Tuesday, November 19, 2013

Late GBBD: Giving Thanks

I was going to sit down Sunday afternoon and write a late post for the monthly Garden Blogger's Bloom Day.  I was too busy to get a post out on time on November 15, and I wasn't feeling very inspired anyway.  The weather has been crazy this past week from snow and temperatures in the teens on Wednesday to blustery temps in the 60's with rain this weekend, and frankly, there is nothing blooming here anymore.  (If you are here to see some pretty photos, look at my last post from the week before.) If I had been on time, I probably would have complained a little or at least been somewhat apologetic for the lack of interesting material, but all that changed on Sunday

A shy pansy shivering in the snow last week.
My husband and I were coming home from dinner at a local restaurant when his phone went off, alerting us to a tornado warning in our area.  We managed to get home just as the wind picked up and raindrops began to pelt our heads.  I quickly corralled the dogs and headed for the basement and turned on the weather reports.  I watched as the announcer showed all the red areas on the map and explained the likely path of the different tornadoes around us and saw a few early photos of the devastation in East Peoria and the nearby small town of Washington, Illinois.  Just as the all-clear was given, the power went out, plunging me and the bewildered dogs into darkness.

Fortunately, daylight was still streaming through the windows upstairs, and I surveyed the aftermath of the storm--not much, just a few limbs down, a piece of siding pulled off a shed, and an empty garbage can blown across the driveway.  Relieved that the storm was over, I sat on the couch with my Ipad, but with no internet access and no TV to watch the Bears' game, after awhile I decided the best thing to do was to take a nap.  The sudden sound of the football game awoke me some time later as power was restored.

The only "real" bloom at the moment--a geranium overwintering in the garage.

It wasn't until later when I opened my Ipad again to search for weather reports and news of the storm that I discovered a nearby small town had been devastated by the tornado. News reports were sketchy, but Facebook posts provided up-to-date information as many of my local friends posted their concerns or confirmed the safety of friends and family; a few even shared photos they were able to take, showing the destruction.
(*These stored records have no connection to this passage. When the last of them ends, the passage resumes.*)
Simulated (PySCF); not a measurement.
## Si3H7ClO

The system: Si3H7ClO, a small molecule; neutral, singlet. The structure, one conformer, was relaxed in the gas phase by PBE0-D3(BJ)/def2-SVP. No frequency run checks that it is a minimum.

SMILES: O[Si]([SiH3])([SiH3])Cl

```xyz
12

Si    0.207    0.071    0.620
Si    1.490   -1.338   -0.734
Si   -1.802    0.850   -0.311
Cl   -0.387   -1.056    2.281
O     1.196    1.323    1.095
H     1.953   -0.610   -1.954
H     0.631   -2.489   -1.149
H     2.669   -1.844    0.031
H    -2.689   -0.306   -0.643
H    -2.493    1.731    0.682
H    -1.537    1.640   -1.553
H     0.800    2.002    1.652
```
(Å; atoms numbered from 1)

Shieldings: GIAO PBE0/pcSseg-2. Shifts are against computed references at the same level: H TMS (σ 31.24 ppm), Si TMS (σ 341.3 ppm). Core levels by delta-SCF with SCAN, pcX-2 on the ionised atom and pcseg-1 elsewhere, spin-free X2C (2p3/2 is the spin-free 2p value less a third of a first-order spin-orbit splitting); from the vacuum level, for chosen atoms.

Needless to say, my Bloom Day post was forgotten, and I am certainly not going to complain about something so trivial as lacking blooms today--it is November, after all!   I spent the evening watching the local news and keeping up with reports on Facebook.  Gifford is a small town about 15 miles from us, but even closer to the town where I grew up and lived for most of my life, and I know many people who live there.  It is part of a close-knit community of small farming towns, people who share similar values and a strong work ethic.  Even as residents surveyed the damage to their homes with dismay, they gave thanks that no one was seriously injured. Reactions from others have been heartening and a reminder of all that is good about small town living where people are always willing to help their neighbors.  Nearby farmers brought in tractors with loaders to help clear the debris.  An outpouring of support and offers of help have come from all the surrounding communities. Individuals are organizing donation drives, and some businesses are donating a portion of their sales to the relief effort.

A surprise bloom from two weeks ago--Cyclamen hederifolium.  I had forgotten I planted these!  A sweet little bloom rising above the dying shade garden.
I am thankful today to live in such a caring community where neighbors look after each other.  Even as residents of Gifford and the other areas hit by the tornado pick up the pieces of their lives, they are making plans to rebuild.  I know this town will bloom again.

Garden Bloggers' Bloom Day is hosted the 15th of each month by Carol of May Dreams Gardens.

Sunday, November 10, 2013

The Colors of Autumn

The "S" word is in the forecast for this week.  It's far too early for wintry landscapes, in my opinion; I want to enjoy the remaining colors of autumn for as long as possible.  Predictions of snow and temperatures in the teens always remind me of Frost's poem "Nothing Gold Can Stay."  We've had a beautiful fall, and although the colors have not been as dramatic as some years, there has been no shortage of golden hues.

The locust tree in the front yard is nothing spectacular during the summer, but in the fall it glows.

Is there anything better than gold sparking against a blue, blue sky?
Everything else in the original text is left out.